When Boyet "Boy" Hernandez moves to New York City from his native Phillippines, he's certain he's entered the land of opportunity. Boy, who has a passion and a talent for designing women's clothing, knows the only place to hit it big is in New York. His dreams are filled with Bryant Park's Fashion Week tents, and he's more than eager to get down to making a splash in the New York fashion scene. Unfortunately, it's not as easy as it looks. Finances exile Boy to Bushwick rather than the hipper Brooklyn neighborhood of Williamsburg, and Boy is left to labor on his line in obscurity until he makes the acquaintance of his sketchy downstairs neighbor. Ahmed Qureshi spends his time at home clad in a dishdasha and aqua shoes, but he's an important fabric importer who wants suits that will make a splash in society, and he thinks Boy is just the one to produce them. From then on, despite some reservations about Ahmed's character, the two are in business together. Little does Boy know that his naive willingness to adopt Ahmed as the chief investor for his women's fashion line will eventually land him in a world of trouble.

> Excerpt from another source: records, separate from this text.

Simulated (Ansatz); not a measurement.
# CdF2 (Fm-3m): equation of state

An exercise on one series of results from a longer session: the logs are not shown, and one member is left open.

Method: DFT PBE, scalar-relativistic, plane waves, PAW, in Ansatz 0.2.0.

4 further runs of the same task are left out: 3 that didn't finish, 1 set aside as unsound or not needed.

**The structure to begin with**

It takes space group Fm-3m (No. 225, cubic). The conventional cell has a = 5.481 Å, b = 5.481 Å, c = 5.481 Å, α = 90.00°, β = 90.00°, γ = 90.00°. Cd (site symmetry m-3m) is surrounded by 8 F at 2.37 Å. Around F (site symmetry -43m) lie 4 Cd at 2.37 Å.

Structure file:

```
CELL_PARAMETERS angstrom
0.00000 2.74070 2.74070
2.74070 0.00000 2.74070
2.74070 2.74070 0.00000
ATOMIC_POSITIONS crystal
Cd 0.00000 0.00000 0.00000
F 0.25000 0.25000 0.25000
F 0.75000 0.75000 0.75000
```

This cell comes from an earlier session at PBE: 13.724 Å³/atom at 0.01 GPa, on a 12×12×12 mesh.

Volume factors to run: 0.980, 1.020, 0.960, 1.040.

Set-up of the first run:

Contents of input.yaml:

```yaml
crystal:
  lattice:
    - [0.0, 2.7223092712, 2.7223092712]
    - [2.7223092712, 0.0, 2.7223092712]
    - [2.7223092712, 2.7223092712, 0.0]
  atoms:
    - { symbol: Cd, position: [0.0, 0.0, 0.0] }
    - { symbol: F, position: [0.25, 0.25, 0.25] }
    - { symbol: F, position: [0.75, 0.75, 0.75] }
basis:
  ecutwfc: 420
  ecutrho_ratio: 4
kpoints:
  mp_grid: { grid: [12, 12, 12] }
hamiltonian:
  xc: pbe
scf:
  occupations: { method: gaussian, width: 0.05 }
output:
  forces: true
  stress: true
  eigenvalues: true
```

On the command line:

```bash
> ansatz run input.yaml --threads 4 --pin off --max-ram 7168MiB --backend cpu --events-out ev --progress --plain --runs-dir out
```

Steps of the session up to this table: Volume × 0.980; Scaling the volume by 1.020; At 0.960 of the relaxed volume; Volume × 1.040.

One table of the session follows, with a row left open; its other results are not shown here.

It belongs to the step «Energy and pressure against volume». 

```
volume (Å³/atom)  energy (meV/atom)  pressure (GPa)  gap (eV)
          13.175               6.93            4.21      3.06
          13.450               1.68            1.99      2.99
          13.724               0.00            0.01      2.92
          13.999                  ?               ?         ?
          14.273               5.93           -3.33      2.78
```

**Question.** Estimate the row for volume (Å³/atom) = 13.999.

Gilvarry's novel takes place in the wildly paranoid post-9/11 world. With Guantanamo Bay slurping up would-be terrorists indiscriminately, and the Patriot Act making it easy and legal to monitor even the most innocent of conversation and correspondence, Gilvarry's entertaining satire featuring the hapless Boy is both ridiculous, yet not so far from the truth about the United States in the wake of the attacks. In Boy, Gilvarry has created a unique character that plays perfectly in his tale. Boy, an adamantly straight women's fashion designer, is so single-minded in pursuit of his dreams that he's willing to believe with only fleeting doubts that the fast-talking Ahmed really just is a Canadian businessman with all the right connections.
Boy, who thinks that a fertilizer bomb sounds like something made up, hardly blinks an eye at Ahmed's apartment filled to the brim with the stuff until he finds himself detained at Guantanamo Bay for his association with terroristic activities. Ahmed is obviously trouble but then, he is also an enthusiastic, charismatic and most entertaining terrorist who drives around in a ZipCar (a Toyota Prius to be exact), makes paninis for lunch, and dishes about his home in Nova Scotia where the sun stays up for six months at a time and everyone comes out of their huts and igloos to watch it go down before their six months of night. Ludicrous? Maybe. Hilariously incongruous? Definitely. Twisted though it may be, if I had to name my very favorite part of the book, it would most likely be Ahmed and his antics.
From the Memoirs of a Non-Enemy Combatant (FtMoaNEC) is a smart, funny, and vaguely frightening picture of the post-9/11 U.S. where an agent named Ben Laden, an apartment with a storage area turned bedroom called a "sleeper cell," and a liason with a guy who's making a deal with the ASPCA seem harmless enough but are enough to put an innocent away in Guantanamo Bay. Admittedly, the book drags a little through the parts where Boy laments his unfortunate detention, and it seems as if Gilvarry is trying to add drama where no drama needs added, but the parts where Boy recounts what led him to this unfortunate turn of events really pop. At the end of the day, though, FtMoaNEC evokes and harpoons the Big Brother-esque age of the Patriot Act so well that the very act of posting this review, chock full of buzz words like terrorist, Guantanamo Bay, and fertilizer; seems like an act of bravery.